I met Aki at Nova, the private English conversation school I worked at. She was a student and it was a big no-no to even socialise with the ‘clients’, let alone date them. So that added to my fear: would someone find out? If she left me would and thought I was a bastard would she tell Nova? Would I get sacked? It was a secret I desperately wanted to tell everyone but I simply couldn’t, it drove me nuts and certainly added to my loneliness.
I met Maki about a year into the relationship. She was one of the reception staff at my branch of Nova and the immediate intensity of our genuine friendship was a feeling I hadn’t had for a long time. We saw each other lots but nothing happened. She actually lived with me for the last five months of my time in Japan along with Scott, a fellow teacher who needed a place to stay. Jon and Kelly had long since moved out, as had Anthony and Sam, their replacements with whom I did have a lot in common and life in my apartment was great.
Everyone at Nova thought me and Maki were a couple but we were both confused as to the true nature of our friendship. As my departure date grew nearer, I grew nearer to Maki and further from Aki, but not in that order. In the last few weeks before I left, me and Maki couldn’t see enough of each other. She had lived in London for two years as a student in the London College of Fashion and was planning to return in the summer to continue her studies, having taken a few years work in Japan to save up some money. We made a plan to live together in London. I would return to the UK in early May, find a flat, find a job and have things ready for her return. My letter to Maki confirmed how much I wanted to do this and above all, to be with her.
Aki is classically beautiful, slender, with a slightly wide face with gives her a very cute look, as well as beautiful. Her wavy shoulder-length dark brown hair compliments her face perfectly. She smiles easily and I was immediately attracted to the ease at which she spoke to people, whether it was in her first language or not. On out first date she described herself as a moody person and a faithful person. She lived up to her self-analysis but was also incredibly in need of affection, unlike anyone else I’d met. Many times I was reminded of how fiercely ‘Japanese’ she was: unable to express deep-rooted emotions, practical, organised, unable to just let go, and very domesticated.

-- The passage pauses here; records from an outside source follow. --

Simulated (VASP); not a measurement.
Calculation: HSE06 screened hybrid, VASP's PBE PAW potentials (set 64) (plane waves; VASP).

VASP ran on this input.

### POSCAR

Maki is eight years younger, shorter, less concerned about her weight, cute, with a round face and sexy over-one-eye thick black hair, long at the front and shorter around her head. She allowed her time in the UK to compliment her characteristics and embraced the chance to break out of her Japanese culture. Her ability to look at Japan from an outsider’s point of view allows her to understand my view of Japan. Aki and Maki are both incredibly kind, as many Japanese people are.